Audain 101: A Guide to the Audain Art Museum
Whistler has always been a popular destination for the adrenaline-junkies: skiers, snowboarders, and mountain bikers. The arts scene in the resort, on the other hand, has not been a big draw. Fortunately for those who love their fresh powder with a strong dose of culture, Whistler became an international art world destination in March 2016, when the 56,000-square foot Audain Art Museum opened its doors to the public.
With over 200 permanent art pieces donated mainly by Michael Audain, a BC property developer, and his wife Yoshiko Karasawa, Whistler residents and visitors now have a world-class museum to enjoy that celebrates the diverse art of BC, the only museum in Canada dedicated to the art of a single province.
A Museum in the Forest
Standing amongst a grove of majestic spruce trees, the museum building alone is well worth a visit. The building is LEED certified (awarded for sustainable building practices) and, amazingly, only one tree was felled during the construction process.
First Nations Art from the Past and Present
The first of the museum’s galleries houses incredible aboriginal masks from local First Nations, including the Haida, Nisga’a and Tlingit. The gallery’s focal point is the massive cedar carving The Dance Screen (The Scream Too) by world-renowned Haida master carver James Hart. The work depicts figures (killer whale, eagle, beaver, frog, humans) in the physical world guarding a portal to the spirit world. Hart was mentored by renowned Haida carvers Bill Reid and Robert Davidson. His work has been shown in the Louvre, and in galleries and private collections around the world.

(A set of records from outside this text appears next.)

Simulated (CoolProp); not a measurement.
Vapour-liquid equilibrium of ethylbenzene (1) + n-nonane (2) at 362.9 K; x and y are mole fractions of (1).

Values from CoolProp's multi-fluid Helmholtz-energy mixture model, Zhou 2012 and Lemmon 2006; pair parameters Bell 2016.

Extensive Collection of Emily Carr Works
The second gallery is home to 24 important works by renowned BC artist Emily Carr. Carr is considered one of Canada’s preeminent artists and certainly the best-known BC artist of European descent. Some of her best-known works are displayed at the Audain, such as her dark, haunting The Crazy Stair (The Crooked Staircase).
Another BC artist of note whose work is prominently displayed is E.J. Hughes. Hughes was a painter of detailed BC coastal landscapes, and the Audain has many of his works depicting coastal scenes around Vancouver Island. One work features the ship that Michael Audain and his family travelled on when they immigrated from England to Canada. Hughes was a student of renowned Group of Seven artist, Frederick Varley, who also has works displayed here.
Canada’s Best-Known Photoconceptualists
BC has a robust contemporary arts scene and Vancouver’s School of Photoconceptualism is well represented at the Audain, with works by Jeff Wall, Stan Douglas, Ken Lum, and Ian Wallace. Other prominent BC contemporary artists whose work is featured include Ron Terada, Arabella Campbell, and Gathie Falk.
Social Justice Activism Has Informed Audain’s Collection
Michael Audain is best known as a successful housing developer in BC. He founded Polygon Homes, and earned a fortune building and selling condos in Metro Vancouver’s booming housing markets. However, Audain also has an impressive background of social justice and activism. As a student at UBC in the early 1960s, Audain felt compelled to fight alongside hundreds of Americans to end the Jim Crow laws in the American South. He took part in the “Freedom Rides”, the practice of sitting in bus sections designated for African Americans. He was arrested for this, even though the US Constitution had, by then, outlawed segregation.
A strong social conscience has clearly not left Audain, regardless of his success in the business world. Many of the pieces of art that Audain and Karasawa have collected provide social commentary on the charged political landscape of BC.
Art May Inspire, Provoke and Disturb
Audain himself has declared he will be “glad” if artworks at the Museum disturb or provoke visitors, as this means “the artist is communicating” with the viewer. Artworks by contemporary First Nations artist Lawrence Paul Yuxweluptun will do just that. Yuxweluptun has been at the forefront of creating Aboriginal art that provokes debate and discord about the unresolved, ever-changing relationship between BC’s First Nations communities and the province’s colonial history.
The Audain holds weekly walking tours, and new special exhibitions open every several months. Check in advance to see what will be on display when you visit.